For most organizations, e-mail messaging has become an increasingly important mode of communication. However, not all organizations use the same type of messaging systems. In this blog post, we will see the format of e-mail message and some of the common messaging formats used.
Format of an e-mail message
Internet e-mail messages follow the format standards that are defined in RFC 2822. A message is made up of header fields and a body. The header fields are collectively named the "header" of the message. The body of the message is optional. A message can be sent without a body, but not without a header.
The header contains a sequence of lines of characters that have a special syntax, as defined in the RFC 2822 format standard. The body contains a sequence of characters that follow the header and that are separated from the header by an empty line (that is, a line that has nothing before the Carriage Return and Line Feed [CRLF]).
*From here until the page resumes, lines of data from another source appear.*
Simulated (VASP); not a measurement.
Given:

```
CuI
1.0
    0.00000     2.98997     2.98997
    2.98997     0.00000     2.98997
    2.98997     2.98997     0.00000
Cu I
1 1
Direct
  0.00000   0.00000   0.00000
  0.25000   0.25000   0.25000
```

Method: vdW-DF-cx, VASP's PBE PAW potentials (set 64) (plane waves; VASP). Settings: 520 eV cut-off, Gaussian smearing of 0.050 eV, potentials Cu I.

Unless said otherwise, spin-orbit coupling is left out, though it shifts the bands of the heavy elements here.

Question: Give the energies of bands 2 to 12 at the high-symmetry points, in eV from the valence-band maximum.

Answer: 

Header fields are lines that are composed of a field name followed by a colon (:), followed by a field body, and ended by a CRLF. A field name must be composed of printable US-ASCII characters (that is, characters that have values between 33 and 126, inclusive), except the colon. The colon is used as a separation character.
A field body may be composed of any US-ASCII characters, except for the CRLF. However, a field body may contain a CRLF when used in header folding and unfolding. Folding is when, for convenience, a single line appears on multiple lines. Unfolding is the reverse of this. All field bodies must follow the syntax described in sections 3 and 4 of the RFC 2822 format standard.
The body of the message may include one or more sections. Each body section is separated by a boundary. The boundary parameter is a text string that begins with two hyphens (—).
Now lets see some of the common messaging formats used…
A plain text message is the most accepted form of messaging format. All e-mail message readers can display text messages in plain text format. However, plain text messages cannot display colors, different fonts, or emphasis such as bold or italic text.
Exchange 2000 uses RTF messaging for messages that are delivered between Microsoft Outlook users. RTF displays colors, fonts, and formatting. However, RTF is only readable by Outlook. Exchange 2003 RTF format is different from the RTF format that is used in a word processor program such as Microsoft Word.
Note If a recipient receives a file attachment named Winmail.dat in their e-mail, that domain has an RTF incompatibility issue. To work around this issue, you must configure a rule that makes sure that messages that are sent to that domain do not use RTF format.
HTML mail is a recent implementation that makes it possible to display rich content in a message. When you use the HTML mail format, the message is sent as an HTML page, complete with tags to change the appearance of the text. The recipient's e-mail client program then formats and displays the HTML. The major issue with HTML text is that not all e-mail client programs support HTML text. If the HTML e-mail message is not displayed correctly, the message can become unreadable.
Exchange 2003 can send messages to external domains as both plain text and HTML. This format appears correctly on both types of client. However, the messages become two times as large and processing takes longer. You may be able to view both the plain text and the HTML in the replies to the message. This behavior frequently occurs in discussion groups where people have posted messages by using both plain text and HTML.
MIME and user-to-user encoding (uuencode) are two different methods of sending binary attachments with messages. Early e-mail client programs used uuencode as the default message format. However, most current e-mail client programs support MIME. You may have to communicate with a domain that continues to use uuencode. In this scenario, you can configure a rule to deliver messages to that domain using the uuencode format.
Although this format is not strictly an e-mail messaging format, some earlier versions of e-mail messaging clients require that a line break is placed after the seventy-sixth or seventy-seventh character. If you do not perform this procedure, those clients can only view the first 76 characters of each line. As a result, large portions of the message may not appear.